# MAT5153

## Mathematical Foundations of Data Analytics MDC4153/MAT5153

Catalog entry

Prerequisite: MAT2243 Applied Linear Algebra or (MAT2233 Linear Algebra and MAT2214/MAT2213 Calculus III).

Content: Data Analytics refers to classic data analysis plus all other areas that support it. This immersive Data Analytics course equips students with the essential mathematical skills and knowledge required to analyze, visualize, and interpret complex datasets. Students will be exposed to the entire life cycle of data analysis. Throughout the course, participants will explore basic operations in scripting languages, delve into advanced visualization techniques, and investigate linear discriminants, generalized regressions, time series analysis, and non-linear discriminants, and clustering. Students will program essential algorithms, instead of using toolboxes, to explore the discrete Fourier transform, generalized regressions, clustering algorithms, and artificial neural networks. This course uses generative AI tools to aid in data analysis.

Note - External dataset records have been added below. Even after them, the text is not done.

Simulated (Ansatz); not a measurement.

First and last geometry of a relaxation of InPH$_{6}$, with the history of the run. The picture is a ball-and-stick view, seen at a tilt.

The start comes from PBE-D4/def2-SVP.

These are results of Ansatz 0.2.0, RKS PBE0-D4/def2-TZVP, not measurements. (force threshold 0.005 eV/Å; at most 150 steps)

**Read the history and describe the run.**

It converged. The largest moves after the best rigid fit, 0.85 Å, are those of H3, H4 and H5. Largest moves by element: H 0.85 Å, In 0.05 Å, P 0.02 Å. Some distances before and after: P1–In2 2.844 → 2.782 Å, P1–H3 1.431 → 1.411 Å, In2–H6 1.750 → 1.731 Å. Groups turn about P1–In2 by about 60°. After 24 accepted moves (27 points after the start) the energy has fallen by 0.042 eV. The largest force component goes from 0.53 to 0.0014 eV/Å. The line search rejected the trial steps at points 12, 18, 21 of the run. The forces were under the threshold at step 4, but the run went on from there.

Furthermore, the course will provide an understanding of relational databases and their integration with programming environments, as well as guidance on creating effective data analysis plans. Emphasis will be placed on solution architecture, reproducibility, configuration management, and generating standardized reports.

By the end of the course, students will have a strong foundation in data analytics, allowing them to transform raw data into valuable insights for decision-making.

## Course Content

Week Source Topic Prerequisites SLOs
1 Description of the course project. None. Understanding of government databases. Conduct basic data exploration. Identity questions answerable with data available for a specific problem.
2 Scripts vs. compiled code. Previous exposure to computer programming in any language. Basic numeric operations in scripting vs. compiled code. Clarity about the differences between interpreted and compiled code, and how it impacts data analysis. Setting up environments.
3 Ethics in data analysis. None. Identification of biases introduced during data collection, storage, analysis, and access.
4 - 5 Linear discriminants Linear Algebra and Calculus I Ability to minimize an equation involving matrices and vectors. Mastery of Principal Component Analysis (PCA), Fisher's linear discriminant, and multiple discriminant analysis. Mastery in multi-linear operations in scripting and compiled languages. Understanding of the balance between computational performance and development time.
6 Visualization (basic and advanced). Scripts vs. compiled code (week 2) Understanding of different families of visualization techniques. Ability to create Circos plots.
7 Generalized regressions Linear discriminants (week 4-5) Understanding of mathematical approaches to produce an infinite family of regressions for the purpose of data smoothing.
8 Relational databases Scripts vs. compiled code (week 2) Ability to create, access, and use relational databases from within programming environments. Understanding of when to use relational databases
9 Clustering Generalized regressions (week 7) Ability to create basic clusters using multiple definitions of distance.
10 Solution architecture & reproducibility. Scripts vs. compiled code (week 2) Capacity to design a complex data analysis solution that guarantees reproducibility, interoperability, and maintainability,
11 Non-linear discriminants (i.e. artificial neural networks). Clustering (week 9) Capability to program a fully-connected feed-forward artificial neural network from scratch. Understanding of the effect of multiple activation functions,
12 Management of the configuration. Scripts vs. compiled code (week 2) Ability to program in collaborative multi-layered environments. Capacity to resolve conflicts in code, create code branches, and propagate effectively code changes across multiple environments such as development, test production, etc.
13 Data analysis plans & standardized reports. Scripts vs. compiled code (week 2) Dexterity to break a data analysis problems into multiple interconnected components, and then produce automated reports targeting specific audiences.
14 Project presentations Entire course Exposure to presentation of results in front an audience of experts.